Umm Sulaim's Thoughts

Thoughts Lead To Appreciation


Whose land do Fulani herdsmen need?

Western media narratives present Fulani herdsmen as a landless people.

Nomads, they are, yes.

Fulani herdsmen are neither landless nor stateless.

Their land and state exist in Fouta Toro and Fouta Djallon, neither of which is in Nigeria.

If they need land, nothing prevents the Fulani from herding their cattle back to Sénégal and Guinée.

Besides producing a torrent of Fulani cattlebreeders roving West Africa and beyond, Sénégal was the primary source of Fulani townresidents.

Such townresidents occupy places in just about every country of West Africa.

In the territory that later became known as Nigeria, those townresidents settled in Sokoto, Kano, Adamawa, et cetera.

Upon embedding themselves among the host peoples, Fulani townresidents commenced a process of demands and intimidation, culminating in the wars of conquest of the 1800s.

Led by Usmanu DanFodiyo, Fulani townresidents established the Sokoto Khaliphate, whose domain extended across the north into Cameroun – barring major areas of Borno – and down as far as Ilorin.

Fulani townresidents remain in control of at least ten of the nineteen States of Northern Nigeria.

In the other nine States, the Fulani form a part of the administrative network.

These Fulani townresidents claim the lands where they hold a significant majority as theirs and encourage their brothers of the herdsmen clan to roam freely.

Whose land do Fulani herdsmen need?

Over the last decade, the incursions of herdsmen further south have increased, to the alarm of host communities.

Armed with Kalashnikovs, herdsmen lead their cattle into farms and sacred lands, causing severe destruction of crops and trampling on the values of the host community.

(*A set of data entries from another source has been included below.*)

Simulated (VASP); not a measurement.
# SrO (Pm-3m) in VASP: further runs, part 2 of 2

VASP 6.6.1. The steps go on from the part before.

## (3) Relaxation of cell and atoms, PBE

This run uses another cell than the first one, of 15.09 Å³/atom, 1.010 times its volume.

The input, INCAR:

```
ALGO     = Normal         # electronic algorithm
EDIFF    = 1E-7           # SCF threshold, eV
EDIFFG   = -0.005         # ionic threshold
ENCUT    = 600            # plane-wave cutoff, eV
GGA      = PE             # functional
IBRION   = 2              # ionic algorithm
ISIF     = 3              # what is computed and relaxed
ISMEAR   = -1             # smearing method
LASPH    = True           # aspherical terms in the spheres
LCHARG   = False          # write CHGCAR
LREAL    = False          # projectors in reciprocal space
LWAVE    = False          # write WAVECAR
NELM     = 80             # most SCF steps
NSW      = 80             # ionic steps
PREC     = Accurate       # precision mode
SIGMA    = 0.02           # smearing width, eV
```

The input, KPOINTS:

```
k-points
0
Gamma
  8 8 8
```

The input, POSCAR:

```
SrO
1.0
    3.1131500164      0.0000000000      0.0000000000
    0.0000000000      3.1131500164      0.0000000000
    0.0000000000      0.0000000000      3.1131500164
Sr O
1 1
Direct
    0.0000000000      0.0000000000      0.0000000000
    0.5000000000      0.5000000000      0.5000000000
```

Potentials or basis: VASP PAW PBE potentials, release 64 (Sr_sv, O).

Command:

Initially received warmly by farmers, who provided drinking water to herdsmen, Fulani herdsmen transformed into a terror group, raiding and burning host villages.

After each massacre, the leadership of Fulani herdsmen justify the murders as a retaliation for the killing and theft of cows.

Yet, host communities do not slaughter Fulani herdsmen for the destruction of farm produce and the desecration of the land.

Host communities watch in dread, as herdsmen and their cattle ravage crops.

Having been bitten often, host communities are wary of being hospitable to Fulani herdsmen.

Concerned over a modern Fulani Jihad to possess their lands, States in the midNorth and Southern Nigeria have enacted legal measures to ensure the safety of their people.

One of such steps is to proscribe open grazing of cattle, demanding herdsmen establish ranches.

No one appears to be willing to make use of existing laws prohibiting trespassing and destruction of property.

Nothing has been heard of farmers’ lodging of complaints against erring herdsmen, at the nearest Police station.

A second remedy is for the State to compensate both farmers and herdsmen for damage to property.

As commendable as this is, it creates impunity, demonstrated in recent demands by herdsmen to operate Fulani vigilante groups in the South-East.

Citizens of Eastern Nigeria responded with horror and berated their Governors for even entertaining such a demand.

No longer able to brandish AK47s openly, Fulani herdsmen need a pretext to be visibly armed.

A vigilante group provides the perfect cover to intimidate and murder citizens, legally.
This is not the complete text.